New episode in the diplomatic showdown between Stockholm and Ankara over Sweden’s NATO accession. “Turkey also confirms that we have done what we promised, but they also say that they want things that we cannot and do not want to give them,” criticized Swedish Prime Minister Ulf Kristersson, recalling his country’s accession process Atlantic Alliance during a Defense and Security Conference in the presence of NATO Secretary General Jens Stoltenberg.
“We are convinced that Turkey will make a decision, we just don’t know when,” he said, adding: “The decision is in Turkey’s camp.” At the end of December, Ankara took note of “positive measures” taken by Stockholm, but called for “other important steps” to overcome its objections to Sweden’s NATO membership, said Turkish Foreign Minister Mevlut Cavusoglu at the time. These statements came days after the Swedish Supreme Court refused to extradite journalist Bülent Kenes at the request of Turkish President Recep Tayyip Erdogan.
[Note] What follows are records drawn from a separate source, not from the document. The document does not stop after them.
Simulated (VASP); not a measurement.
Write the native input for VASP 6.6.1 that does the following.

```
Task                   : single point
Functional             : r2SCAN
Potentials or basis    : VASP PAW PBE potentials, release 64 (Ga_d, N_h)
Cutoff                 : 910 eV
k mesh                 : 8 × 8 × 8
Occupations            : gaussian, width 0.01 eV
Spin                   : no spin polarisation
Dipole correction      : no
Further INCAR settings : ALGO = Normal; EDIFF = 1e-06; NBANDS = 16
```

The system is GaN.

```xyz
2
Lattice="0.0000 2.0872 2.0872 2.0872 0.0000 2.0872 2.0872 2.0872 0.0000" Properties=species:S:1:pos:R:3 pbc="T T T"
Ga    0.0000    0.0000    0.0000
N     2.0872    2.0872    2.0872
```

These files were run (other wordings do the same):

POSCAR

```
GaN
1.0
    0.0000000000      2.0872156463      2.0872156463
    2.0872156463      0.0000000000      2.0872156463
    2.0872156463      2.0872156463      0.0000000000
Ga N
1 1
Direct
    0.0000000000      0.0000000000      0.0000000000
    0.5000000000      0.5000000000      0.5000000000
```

Swedish Prime Minister Ulf Kristersson made one of his first-ever foreign trips to Ankara in early November to try to overturn Turkey’s veto. Only the Turkish and Hungarian parliaments have not ratified Sweden’s and Finland’s accession to NATO. On the sidelines of Sunday’s conference, the head of Finnish diplomacy reiterated that his country would join the Atlantic Alliance at the same time as its neighbor. “Finland is not in such a hurry to join NATO that we can’t wait for Sweden to get the green light,” Pekka Haavisto told the press.